PHUKET: Remains found in mangrove swamps north of Phuket are likely to ignite greater alarm in Thailand at the extent and brutality of human trafficking across the country.
One body dug from a pit in a disused traffickers' camp on an island in Phang Nga province yesterday is believed to be that of a woman who was in an advanced stage of pregnancy, according to forensic police at the scene.
A skull and bones found on a sandy beach in the same district is all that remains of a Rohingya man who was allegedly tied to a tree at the spot and left to drown with the high tide.
Local police said the finding of the man's bones proved nothing and there was no established connection with human traffickers on the Andaman coast.
Thailand's media, however, is likely to continue to ask questions about links between the bodies found at and near abandoned traffickers' camps on Thailand's holiday coast and more than 30 bodies found in the past few days at camps in southern Thailand, near the border with Malaysia.
For years it has been claimed that outlaw police and other authorities, acting with local ''brokers,'' have helped to transport thousands of Rohingya and Bangladeshi boatpeople from the arrival camps on Thailand's Andaman coast to departure camps in southern Thailand.
Although the journey is several hundred kilometres by road, trucks illegally carrying trafficking victims have usually only been detected if they happened to crash.
News crews from the BBC and Phuketwan joined rescue workers and a large national media delegation at the two sites north of Phuket in Takuapa district where human remains were found yesterday.
Thailand has faced international condemnation and been relegated to the lowest level of the US State Department's influential Trafficking in Persons report for failing to act against trafficking networks.
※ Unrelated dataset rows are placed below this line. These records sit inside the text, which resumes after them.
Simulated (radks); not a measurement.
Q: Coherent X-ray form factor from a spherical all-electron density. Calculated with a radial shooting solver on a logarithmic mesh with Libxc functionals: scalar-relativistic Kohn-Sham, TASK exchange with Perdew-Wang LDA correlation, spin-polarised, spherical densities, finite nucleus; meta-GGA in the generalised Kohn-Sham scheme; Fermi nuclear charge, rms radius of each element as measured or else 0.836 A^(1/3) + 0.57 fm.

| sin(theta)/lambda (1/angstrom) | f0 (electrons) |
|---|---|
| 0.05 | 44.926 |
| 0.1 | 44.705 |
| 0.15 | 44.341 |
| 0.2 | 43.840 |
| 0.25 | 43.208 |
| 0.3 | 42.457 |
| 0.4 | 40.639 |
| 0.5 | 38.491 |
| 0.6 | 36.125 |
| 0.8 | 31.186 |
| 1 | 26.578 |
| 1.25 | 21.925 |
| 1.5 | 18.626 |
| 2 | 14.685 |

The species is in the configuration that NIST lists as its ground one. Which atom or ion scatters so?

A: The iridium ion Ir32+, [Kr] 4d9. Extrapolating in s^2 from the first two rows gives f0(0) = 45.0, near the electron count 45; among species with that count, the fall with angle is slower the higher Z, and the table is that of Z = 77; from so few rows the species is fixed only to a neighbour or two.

In recent years, thousands of displaced people from Myanmar (Burma) and Bangladesh have been funneled through Thailand and held in camps in two parts of the country, with hundreds of kilometres between them.
The bodies and skeletal remains now being uncovered at both ends of the pipeline bear testimony to the claims of survivors that torture, beatings, rape and murder have for years routinely been the treatment meted out to boatpeople refugees in Thailand.
In Songkhla province, five more bodies have now been found at a second camp near a camp where 26 bodies were recovered over the weekend.
Further investigation at an estimated 45 Andaman island camps in Phang Nga and an estimated 60 camps in the jungles of Songkhla and neighboring provinces can be expected to turn up more bodies.
Thailand's Trafficking Explained
Phuketwan Investigative reporter Chutima Sidasathian, still being sued for criminal defamation over a Reuters paragraph, explains the trade in people: ''It's worse and worse, day by day. Nobody cares''.
http://journeyman.tv/67116/short-films/rohingya-hd.html
At the scene: BBC's Jonathan Head, Phang Nga
I HAD BEEN in these mangrove swamps before, looking for the camps where distraught Rohingyas and Bangladeshis told us they had been held in dreadful conditions. Now we were back to find out who had not survived.
On another island, scattered human bones lay under the mangrove roots on the beach. There were clear signs large numbers of people had lived here - rusting food cans, mouldering shoes and threadbare tarpaulins.
The Thai authorities have known about these camps for years.
Local communities are paid off to keep quiet, or their young men employed as guards.
Police and other officials get their cut of a business where traffickers pay $20,000 or more for a boatload of migrants, then try to recoup the cost by demanding big ransoms from their families.
Dear Ed
There is increasing evidence that the world has only seen the very tip of the iceberg.
The comments from the local police seem to be an echo of comments made after Nazi concentration camps were uncovered.
The journalists and rescue workers who attended the scene yesterday have my greatest respect.
How did the grisly images affect the people who were there yesterday?
Ian Yarwood
Solicitor - Perth, Western Australia
Posted by Ian Yarwood on May 6, 2015 08:06
Editor Comment:
The rescue crew were mostly very young, females as well as males, in their teens probably in some cases. The forensic police, including two female officers, were not that much older. I would say the discovery of the body and then the realisation by police that she was probably pregnant at the time of death affected everyone there. It's a lonely place to die, unnoticed. The bones at the other site appeared to have been there for some time. Locals must have known about that case for some time . . . drowning at high tide is a horrifying end to a harrowing existence.